420 F2d 686 United States v. Lewis
420 F.2d 686
UNITED STATES of America, Plaintiff-Appellee,
James Vernon LEWIS, Jr., Defendant-Appellant.
United States Court of Appeals Fifth Circuit.
January 9, 1970.
L. Paul Cobb, Jr., Atlanta, Ga., for defendant-appellant.
John W. Stokes, Jr., U. S. Atty., Theodore E. Smith, Robert L. Smith, Asst. U. S. Attys., Atlanta, Ga., for plaintiff-appellee.
Before BELL, AINSWORTH and CARSWELL, Circuit Judges.
Appellant was convicted of murder of a fellow inmate in the Atlanta Federal Penitentiary in violation of 18 U.S.C. § 1111. He assigns as error, within the contemplation of Rule 43, Fed.R.Crim.P., the failure to have the accused present on four separate occasions during the course of the trial when the Judge, the official court reporter and counsel for the United States and for the defendant met in the Judge's chambers. At no time did appellant or his counsel request his presence and no objection to the failure to include him in the several conferences was made by appellant's counsel. The Trial Judge did not inform appellant that he had a right to be present. All that transpired in the conferences is a matter of record in these proceedings.
The first conference, without the presence of the accused, was held in the Judge's chambers to discuss whether a daily report to the Warden, written by J. D. Walton employed by the Federal Penitentiary at Atlanta as a correctional officer, should be made available to defendant's counsel. None of the attorneys had any knowledge of the report until it was referred to in Walton's cross-examination by defense counsel. The Court required that the Government produce the report in order that it might be examined by appellant's counsel, after which Walton was thoroughly examined by appellant's counsel on recross-examination. At the same conference appellant's counsel raised the question of whether a death certificate could properly be introduced by the Government. No decision was reached but when the proffer of the death certificate was made in open court, the District Judge declined to admit it, and sustained defendant's objections to it.
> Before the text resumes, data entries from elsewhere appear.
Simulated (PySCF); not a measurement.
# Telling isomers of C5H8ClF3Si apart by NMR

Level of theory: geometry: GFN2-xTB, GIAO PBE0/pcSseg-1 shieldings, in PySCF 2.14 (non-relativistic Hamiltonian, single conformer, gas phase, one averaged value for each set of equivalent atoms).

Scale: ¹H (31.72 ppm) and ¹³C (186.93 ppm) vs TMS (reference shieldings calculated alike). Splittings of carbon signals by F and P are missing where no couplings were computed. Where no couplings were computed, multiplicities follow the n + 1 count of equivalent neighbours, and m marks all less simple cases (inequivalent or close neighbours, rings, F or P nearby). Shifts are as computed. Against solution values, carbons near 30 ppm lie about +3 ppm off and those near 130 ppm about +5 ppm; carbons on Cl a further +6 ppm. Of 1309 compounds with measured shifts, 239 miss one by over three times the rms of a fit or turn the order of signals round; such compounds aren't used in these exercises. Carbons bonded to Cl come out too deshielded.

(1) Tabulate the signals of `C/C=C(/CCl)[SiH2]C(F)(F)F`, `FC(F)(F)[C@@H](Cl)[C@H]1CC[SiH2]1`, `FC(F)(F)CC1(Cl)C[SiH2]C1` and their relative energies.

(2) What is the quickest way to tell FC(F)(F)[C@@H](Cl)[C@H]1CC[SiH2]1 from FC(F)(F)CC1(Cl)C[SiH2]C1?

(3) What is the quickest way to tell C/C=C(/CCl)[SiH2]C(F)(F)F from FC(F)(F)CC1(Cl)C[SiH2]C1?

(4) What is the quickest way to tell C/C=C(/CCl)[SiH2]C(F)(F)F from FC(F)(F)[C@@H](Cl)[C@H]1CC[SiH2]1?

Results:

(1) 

The next conference, with appellant not present, was held to discuss whether the witness Barfield would be allowed to testify. The witness, a fellow inmate, contended that he was being forced by Penitentiary officials to offer perjured testimony. The Trial Judge conducted a hearing on the issue separate from the trial and decided that Barfield knew nothing about the case and dismissed him as a witness.
All of the foregoing rulings of the Trial Judge favored appellant. The third and fourth meetings, without the accused's presence, were held to discuss the Trial Judge's charge to the jury.
It is obvious that none of the four meetings referred to was a stage of the trial which required the accused's presence. Rule 43, Fed.R.Crim.P. Nor was the accused in any way prejudiced thereby. See 8A Moore, Federal Practice § 43.03(2). Appellant's counsel has cited a number of cases, none of which is apposite to the facts in the present case. He places strong reliance on this Circuit's decision in McKissick v. United States, 5 Cir., 1967, 379 F.2d 754, but in McKissick, the Trial Judge declared a mistrial when the defense attorney informed the Court in chambers that his client had told him that the client had perjured himself. The record did not disclose whether the defendant was present in chambers at that time. We remanded the case for determination of the appropriate facts and further to determine whether there was any prejudice occasioned by the accused's absence. The situation in McKissick is in no way similar to that here.